I am reading Delirious New York by Rem Koolhaas and writing a series of posts about the book. This is the first one.

“The city no longer exists except as a cultural ghost for tourists.”

-Marshall McLuhan

In 1967, Marshall McLuhan believed that the speed and scope of television and radio were making cities obsolete. In making this prediction, McLuhan struck a rare false note—this was one of his pronouncements that does not seem like a prophetic lightning bolt 40 years later. Today, far from obsolete, cities have become more important than they ever were, although McLuhan was not exactly wrong either: Tourism and culture have become more important functions of cities relative to traditional roles like manufacturing, at least in advanced economies, and cities are nothing like they used to be.

In the United States, New York typically serves as the rebuttal to “death of the city” pronouncements that focus on the sprawl landscapes of Los Angeles, Houston, and Las Vegas. Rem Koolhaas’ Delirious New York, published in 1978, sidesteps that debate altogether by reframing the question. To Koolhaas, New York is both singular and universal—like no other city on Earth but also the most telling manifestation of the modern psyche. He announces early in his “retroactive manifesto” that New York is the key to understanding the 20th century—its “Rosetta Stone”—in all of the freakish extremes it embodies. Koolhaas has built a distinguished career upon the belief that the world of today and tomorrow will be increasingly urban, and this was the book that launched that career in an energy flash of oblique, McLuhanesque prose.

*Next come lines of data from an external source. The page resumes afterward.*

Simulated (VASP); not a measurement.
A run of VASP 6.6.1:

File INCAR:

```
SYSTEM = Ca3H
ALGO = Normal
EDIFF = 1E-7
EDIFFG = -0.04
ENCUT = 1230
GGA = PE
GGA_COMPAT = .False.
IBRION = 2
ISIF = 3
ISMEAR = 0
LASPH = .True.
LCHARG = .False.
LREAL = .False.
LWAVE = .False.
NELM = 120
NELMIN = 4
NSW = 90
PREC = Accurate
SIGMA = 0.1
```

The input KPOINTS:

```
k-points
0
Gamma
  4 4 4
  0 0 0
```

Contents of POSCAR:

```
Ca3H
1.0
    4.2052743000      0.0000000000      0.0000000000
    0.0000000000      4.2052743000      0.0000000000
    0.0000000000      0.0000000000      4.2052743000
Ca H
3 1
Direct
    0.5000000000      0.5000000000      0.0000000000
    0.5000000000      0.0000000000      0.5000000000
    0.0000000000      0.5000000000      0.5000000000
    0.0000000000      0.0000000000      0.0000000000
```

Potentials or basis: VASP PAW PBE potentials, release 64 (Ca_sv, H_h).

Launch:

Delirious New York begins with Vico’s statement that “Since the world of nations is made by men, it is inside their minds that its principles should be sought.” Manhattan, like all cities, is a product of the collective will of its inhabitants, and Koolhaas posits that New York has served as a laboratory for a new kind of living: “The entire city became a factory of man-made experience, where the real and the natural ceased to exist.” Manhattan would become the proving ground for a Culture of Congestion. Every development in New York’s early history, for Koolhaas, fits this narrative. The grid plan, laid out across Manhattan in 1811, subdivided the island into a series of uniform blocks that ignored and overruled any of the landscape’s natural contours, creating a two-dimensional basis for unprecedented three-dimensional growth. Even Central Park was anything but natural, a reconstituted and engineered “system of nature.” An explosion of new technologies in the 19th century, including the elevator, would further enable New York’s exploitation of density.

A friend recently reminded me of a great BLDGBLOG post from 2007, which describes Manhattanites’ recurring dreams about finding secret rooms within their apartments (seriously, read it). In such a crowded city, the fantasy of having more space is an ever-present unconscious wish. In a way, this is the end product of the Culture of Congestion that our predecessors intentionally built, and a reversal of Vico’s observation. The world is made by men, but the principles inside their heads are the results of the environments they create as much as antecedents to those environments. To paraphrase Winston Churchill, we shape our cities, and then our cities shape us.